Sigh…not “probably” as in the headline.
His grasp of the obvious no doubt helped the good general as he punched his ticket whilst climbing the ladder…”orders are orders”.
Shwartz you are a propagandist. Obama retained Bill Gates as Defense Secretary. Gate supported both the surge and prosecuted the Iraq War. Of course Intercept readers will never know that by reading this propaganda. They also won’t know that Obama was the first president in history to retain all political appointees from the Bush’s pentagon, including Gates.
Obama was never really against Iraq; he voted for all of the war supplementals … until he announced for presidency. The representatives against the war voted against these supplementals that Bush asked for.
I ask Shwartz … why is it OK for Obama to appoint a SecDef who was running the Iraq war and the surge, yet wrong for Trump to pick someone who thinks it might have been a mistake?
What doublethink!
Did you read a different article rather than the one above?
YOU LIE! Every word you type is a lie.
Go back to KKKlanworld.
Huh? Read it again. You’re missing the point. Yeah, Mattis says he was against it…..but he went along anyway. the question is would he do that again under Trump?
Would he say “aye aye, sir”?
Does a bear shit in the woods ?
Thanks, Jamie, for putting intercept articles into perspective.
Robert Gates, rather than Bill Gates.
What’s the difference?
Lets see William is worth 82.7 billion Robert approximately 5 million for a rather significant difference of 82.695 billion I would say.

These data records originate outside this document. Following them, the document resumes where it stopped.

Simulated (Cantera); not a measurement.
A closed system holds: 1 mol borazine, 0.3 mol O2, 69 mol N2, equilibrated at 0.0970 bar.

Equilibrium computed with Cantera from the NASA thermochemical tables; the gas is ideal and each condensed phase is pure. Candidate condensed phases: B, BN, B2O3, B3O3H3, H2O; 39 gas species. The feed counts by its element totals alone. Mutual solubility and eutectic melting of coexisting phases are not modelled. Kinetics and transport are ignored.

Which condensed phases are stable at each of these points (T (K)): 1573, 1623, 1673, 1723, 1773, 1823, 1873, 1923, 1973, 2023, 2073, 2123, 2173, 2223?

Hundreds of thousands killed and wounded..shattered lives..orphaned children.. a city and country in ruins. Hundreds of billions spent that could have been used elsewhere.
IT WAS A “MISTAKE?”
Is that all you can say get your head out of your ass.
100%agree, but a Start– you willnot even get that from some.
That is sufficient, if he was not in the decision.
Iraq is hell.
The darkness of the US soul.
He could have simply resigned his commission. If he was opposed at the time he could have done that; so, perhaps he wasn’t opposed that much or at all.
Have a look at the stories of brokenhearted families because they lost Marines in Iraq. For those families, Mattis’ words will cut to the quick whether he means them or not.
And here we go, this gets to the heart of military service:
How in the fuck does Mattis square up these two statements:
• “fight with a happy heart and strong spirit” to unseat a dictator who “murdered the Iraqi people … and threatened the world with weapons of mass destruction.”
and
• “But when it’s all over and done with, ladies and gentlemen, your military is obedient to the Constitution that says we obey the president. We swear an oath to protect that Constitution, and we live up to it.”
What does unseating a dictator w/ or w/o WMD have to do with upholding and defending the U.S. Constitution?
When you realize that it was the POTUSs decision to go to war,backed by every MSM,politician and idiot in America,and the generals job to carry it out,you will all might realize that pointing the finger at this guy in righteous indignation is hypocritical,and the fact is GG agreed also at the time,so point fingers at him.
“He could have simply resigned his commission. If he was opposed at the time he could have done that; so, perhaps he wasn’t opposed that much or at all.
Have a look at the stories of brokenhearted families because they lost Marines in Iraq. For those families, Mattis’ words will cut to the quick whether he means them or not.”
If those marines opposed the war or didn’t want to die they could have gone AWOL or refused to fight. I mean if you’re going to say a general should’ve done something like that, than you should accept that the troops could’ve/should’ve as well. I don’t see much difference (well, aside from a general has more legal avenues to refuse/retire/resign).
Trump looks more and more like an orthodox Republican, who Democrats always find easy to work with; all the hysterical shrieking about the destruction of “American values” (which have degenerated into protectionism and global selfishness, which Trump exemplifies) are unlikely to change anything positively.
Instead of wasting time and money on recounts or banning the Electoral College, progressives should focus on the economic issues that won Trump the election. It’s all very fine to promote equality, but it should be remembered that people tend to be much more open to different lifestyles when their own lives are not threatened by poverty.
“Elsewhere, Mattis has suggested that there is some link between ISIS and Iran.”
I’d sure like to see some evidence of this as ISIS is very definitely a Sunni Islam off-shoot which loathes the apostate Shi’ites and Iran is most decidedly Shia.
His linked statement: “‘What is the one country in the Middle East that has not been attacked by ISIS? One. And it’s Iran. That is just more than happenstance, I’m sure.'”
The idea that because ISIS hasn’t attacked Iran that means they are buddies and not fundamentally enemies is just nuts. Maybe the five threats he [Mattis] said that the country [Iran] poses: nuclear, maritime, ballistic missile, cyber and through its Quds Force. . . .” ought to perhaps be considered a deterrent one that any rational, non-war-mongerer would understand. Does that make ISIS smarter than ?
IS not attacking Iran? They haven’t attacked the US either. So……we’re allies? ; )
A thousand dead Iranian soldiers shows that not only is ISIS attacking Iran, Iran is attacking ISIS.
Like Vietnam (unlike WWI and WWII) Politicians deciding how to run a war create these never ending conflicts. Let the military professionals do their job and end (or even decide to never enter) these conflicts.